MEET THE CODER PAVING THE WAY FOR AFGHAN WOMEN IN TECH

By Naomi Rougeau

To mark International Internet Day, we look back at our interview with Fereshteh Forough, founder of Code to Inspire.

Code to Inspire founder Fereshteh Forough is paving the way for women in technology in her native Afghanistan with the country’s first all-female coding school.

When Fereshteh Forough returned to Afghanistan with her family shortly after the fall of the Taliban regime (she had been born as an Afghan refugee in Iran), fewer than 1 million students were enrolled in college. Even fewer were female. Despite the potentially discouraging statistics, Forough entered Afghanistan’s Herat University, where she earned a bachelor’s degree in computer science. She followed that with a master’s degree in database engineering from the Technical University of Berlin before returning to teach for nearly three years at her alma mater. “I was one of 10 women in a class of 70,” says Forough, “something I hoped to change.”

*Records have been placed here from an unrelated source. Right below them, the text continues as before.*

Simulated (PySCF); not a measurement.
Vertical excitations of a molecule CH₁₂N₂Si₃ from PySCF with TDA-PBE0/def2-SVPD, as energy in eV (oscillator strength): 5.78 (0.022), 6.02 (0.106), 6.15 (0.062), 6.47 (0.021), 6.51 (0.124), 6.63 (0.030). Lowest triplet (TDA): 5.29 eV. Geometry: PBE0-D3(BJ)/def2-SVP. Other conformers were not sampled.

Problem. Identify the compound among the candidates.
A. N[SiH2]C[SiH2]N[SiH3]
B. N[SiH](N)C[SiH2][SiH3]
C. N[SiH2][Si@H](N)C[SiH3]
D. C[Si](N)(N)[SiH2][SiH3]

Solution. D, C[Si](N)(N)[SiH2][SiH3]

Indeed, quite a bit has changed post-Taliban, with nearly 7 million students enrolled in universities (2.3 million of them women) today and some 19 percent of the Afghan workforce now female. 

Forough herself is playing an invaluable part in that revolution: In November 2015, she launched Code to Inspire, a nonprofit, two-year after-school program based in Herat that provides a safe educational environment to 50 students ages 15 to 25 with the aim of empowering them to further their education and achieve financial independence. 

Forough had witnessed the reluctance of many of her female students to raise their hands or ask questions during lectures, and so began her effort to create a supportive setting. The inaugural class will graduate this November, and in addition to backing from the local government, Code to Inspire has received support from Google and PwC. So far, the results have been remarkable.

“Although we gave an entrance exam that spans basic computer skills, we did receive a few applicants who were incredibly passionate and wanted to be part of the program but had never touched a computer,” says Forough. “They were unable to identify a mouse or a keyboard, or how to turn on a computer. They’d never even been online.” 

That was 18 months ago. Now those same students are able to build basic websites. Most recently, the class of 2017 has been hard at work on a project that requires the students to develop ideas around five of the United Nations sustainable development goals for 2030. 

Forough wants to expand the coding school to include locations in Kabul and Mazar-e-Sharif. We’re confident she’ll make that happen—as Code to Inspire’s sole full-time employee, she has accomplished all of the organization’s work from New York, as she has been unable to return to Afghanistan for the last four years due to visa woes. Talk about working remotely.

Now her hard work is coming to fruition. And as the class of 2017 enters its final semester, Forough is doing even more than coding the path to gender equality—she is redefining the perception of Afghanistan, globally.